Probably not. In fact, I was just reading a piece online — you can find it pretty easily if you Google it — there were complaints on Twitter that “World Trade Center” had cast William Mapother as one of the rescuers in “World Trade Center” and the guy he is based on is African American. And the accusation was that Oliver Stone was whitewashing the heroes of “World Trade Center.” And I think that’s, that in and of itself would be a valid complaint, but I think you would also need to take in account that there are two leads in that movie, and one of them is Will Jimenez. You know? Like there’s a Hispanic lead, and they also cast a Hispanic guy as an Italian in that movie too.

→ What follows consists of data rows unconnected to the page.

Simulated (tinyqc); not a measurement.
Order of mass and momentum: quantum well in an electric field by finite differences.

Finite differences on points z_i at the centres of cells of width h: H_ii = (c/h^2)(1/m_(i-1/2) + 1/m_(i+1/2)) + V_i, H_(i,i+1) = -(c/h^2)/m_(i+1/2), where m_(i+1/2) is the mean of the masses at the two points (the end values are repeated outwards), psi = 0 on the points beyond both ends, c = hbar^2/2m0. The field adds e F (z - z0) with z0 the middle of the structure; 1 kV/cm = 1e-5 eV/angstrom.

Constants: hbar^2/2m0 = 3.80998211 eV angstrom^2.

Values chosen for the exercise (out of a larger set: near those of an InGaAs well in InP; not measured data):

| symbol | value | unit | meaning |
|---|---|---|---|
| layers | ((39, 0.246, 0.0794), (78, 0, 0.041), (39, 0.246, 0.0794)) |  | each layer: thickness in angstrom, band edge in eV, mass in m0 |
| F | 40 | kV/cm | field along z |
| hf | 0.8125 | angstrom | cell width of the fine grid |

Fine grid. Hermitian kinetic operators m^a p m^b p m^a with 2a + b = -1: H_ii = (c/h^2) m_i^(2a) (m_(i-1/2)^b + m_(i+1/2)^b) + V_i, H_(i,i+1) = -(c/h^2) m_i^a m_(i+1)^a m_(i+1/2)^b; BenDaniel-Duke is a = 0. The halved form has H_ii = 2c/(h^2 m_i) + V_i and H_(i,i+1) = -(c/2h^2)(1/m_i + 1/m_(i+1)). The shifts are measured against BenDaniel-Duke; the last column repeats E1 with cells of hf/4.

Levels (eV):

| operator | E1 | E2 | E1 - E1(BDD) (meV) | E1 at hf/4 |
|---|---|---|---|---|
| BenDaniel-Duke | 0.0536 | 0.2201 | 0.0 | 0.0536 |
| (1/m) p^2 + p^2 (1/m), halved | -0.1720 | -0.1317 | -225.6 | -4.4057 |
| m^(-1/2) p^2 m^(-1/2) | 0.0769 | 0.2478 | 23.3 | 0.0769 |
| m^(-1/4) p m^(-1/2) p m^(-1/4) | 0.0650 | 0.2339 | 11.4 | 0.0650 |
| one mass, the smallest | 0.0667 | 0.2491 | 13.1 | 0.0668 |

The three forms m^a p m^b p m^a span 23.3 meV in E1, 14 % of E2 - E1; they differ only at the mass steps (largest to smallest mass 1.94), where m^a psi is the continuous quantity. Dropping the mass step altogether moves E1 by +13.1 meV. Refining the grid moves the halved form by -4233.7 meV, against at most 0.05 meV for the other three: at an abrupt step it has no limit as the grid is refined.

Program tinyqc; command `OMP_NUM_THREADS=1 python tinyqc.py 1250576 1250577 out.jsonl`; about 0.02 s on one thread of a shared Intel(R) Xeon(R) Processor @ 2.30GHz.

And this is a guy who made his second-most-financially-successful film, “JFK,” he turned around and he took the clout he had made from that and made a two-and-a-half hour movie about a Vietnamese woman settling in the United States after the war. And he spent $35, $40 million on that, it didn’t make a dime, and he cast an unknown actress in the lead. And I think the flashbacks in “JFK” absolutely deserve to be characterized as homophobic, because I don’t think there’s a context that gives you some other way to read them. But I think you have to balance that against the fact that you have a guy who fought to include as much of a gay encounter as you could put into “Midnight Express” in 1978 because he felt like there was a, as he put it, a need for tenderness. And this is also the guy who made the most expensive film ever about a bisexual, “Alexander.” That’s like a $150 million movie, and he cobbled the money together from all over the world to make that film. And he fought Warner Brothers—Warner Brothers wanted him to take out any of the sex that wasn’t heterosexual, they wanted him to cut out. …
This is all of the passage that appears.